UEFA A Licence attained through The English FA in 2011.

The FA Youth Award.

FA Psychology Level V

LMA Diploma

Chartered Physiotherapy Qualification.

How did you get into coaching And what has your path been like?

I got into coaching at the age of eighteen, at the same time as I started a physiotherapy qualification at LIverpool. My Physiotherapy career took off and after qualification I worked at Crewe Alexandra, Chester City, Stoke City and Everton as Head of Physiotherapy. Following this I began working with The England development squads and was fortunate enough to gain both European Championship and World Cup experiences.

In 2006 although I had been coaching at grass roots level when possible, I decided to pursue the coaching pathway more seriously. I worked through FA level 2, B Licence and A Licence Awards and coached in non-league and at University and college level before moving to Port Vale Academy in 2015. I have recently been appointed as a National Coach at The Bangladesh Football Federation.

Any Interesting Experiences?

At Chester City in the 1990s working with Harry McNally I was physio, kit man, goalkeeping coach and almost a player when we played Bolton away and half the team were stuck in traffic.

At Stoke City, my hometown, club we won The Autoglass Trophy at Wembley fulfilling a dream of winning with my own club at Wembley Stadium.

At Everton we were blessed with such talent as David Ginola, Gazza and Duncan Ferguson to name just a few....There are too many stories as you can imagine with Gazza.

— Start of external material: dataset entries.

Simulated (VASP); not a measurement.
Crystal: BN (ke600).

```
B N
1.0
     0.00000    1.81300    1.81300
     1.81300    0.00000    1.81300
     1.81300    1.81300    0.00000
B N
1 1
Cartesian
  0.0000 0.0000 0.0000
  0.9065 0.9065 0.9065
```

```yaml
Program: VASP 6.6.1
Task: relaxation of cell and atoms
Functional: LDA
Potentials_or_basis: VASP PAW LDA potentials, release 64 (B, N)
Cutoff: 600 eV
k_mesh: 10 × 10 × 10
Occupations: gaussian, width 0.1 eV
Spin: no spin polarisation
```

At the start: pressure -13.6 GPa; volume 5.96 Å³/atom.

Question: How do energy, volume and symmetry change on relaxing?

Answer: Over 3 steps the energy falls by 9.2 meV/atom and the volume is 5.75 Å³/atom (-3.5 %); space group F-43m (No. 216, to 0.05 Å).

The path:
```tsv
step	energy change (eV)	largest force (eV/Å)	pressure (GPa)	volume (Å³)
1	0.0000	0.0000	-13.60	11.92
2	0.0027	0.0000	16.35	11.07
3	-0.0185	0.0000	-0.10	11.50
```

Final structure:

I was fortunate to live and work in Zambia with disabled children for a while in the 1990s which was an amazing experience.

What is your training focus with your current teams/players or what are your main duties in your role?

The current focus is to implement an effective and successful training regime with the Bangladesh youth squads. We have the players full time and work with local coaches.

What’s the environment like for living and what are the main things that take some getting used to?

Dhaka where we live and train is an amazing city. The people are friendly and welcoming. The traffic is something to behold. It is an amazing place. We live in the city in a hotel.

How’s the footballing culture there and how is it being developed?

There is a strong football culture although cricket is massive here in Bangladesh. There is a lot of interest currently to help get Bangladesh up the world rankings and to become more competitive.

What differences are apparent in terms of coaching or working in the country compared to your home nation?

The obvious things is the facilities, finances and equipment discrepancy. This is more than balanced out by the humility, hunger for knowledge and ambition of the nationals.

Would you recommend coaches abroad? any advice?

Even this far into the journey the experiences we have had have been exceptional. Getting out of your comfort zone to travel, meet different people and experience different cultures is highly recommended.

What’s been the best thing for your personal development thus far?

Learning to adapt to living in a country where you are often out of your comfort zone in terms of communication, food and customs.

What things have been challenging in your current or past roles?

One of the most challenging thing personally has been developing the patience to work at another skill set to progress. It has felt like a reinvention process, as people in the industry have always known me in one particular role and it has taken time and trust to progress in a different role in the same industry.

Has anything developed you more than if you were working in UK?

This role, working abroad has the hallmarks of demanding self reliance. There are expectations as you are considered an expert and there is an associated requirement to give value.

The future -what’s next for you?

The future is to implement as much as possible in this role, to give back to the people who showed faith in me and help create a solid foundation for youth development in Bangladesh.

Where do you get your inspiration from?

Certainly from my family who have been wonderful supporters on the journey.

The fact that I am blessed with physical health and a skill set to be able to spend everyday doing what I love makes me want to make the most of opportunities.

People, both inside and outside the industry who have achieved great things and helped others.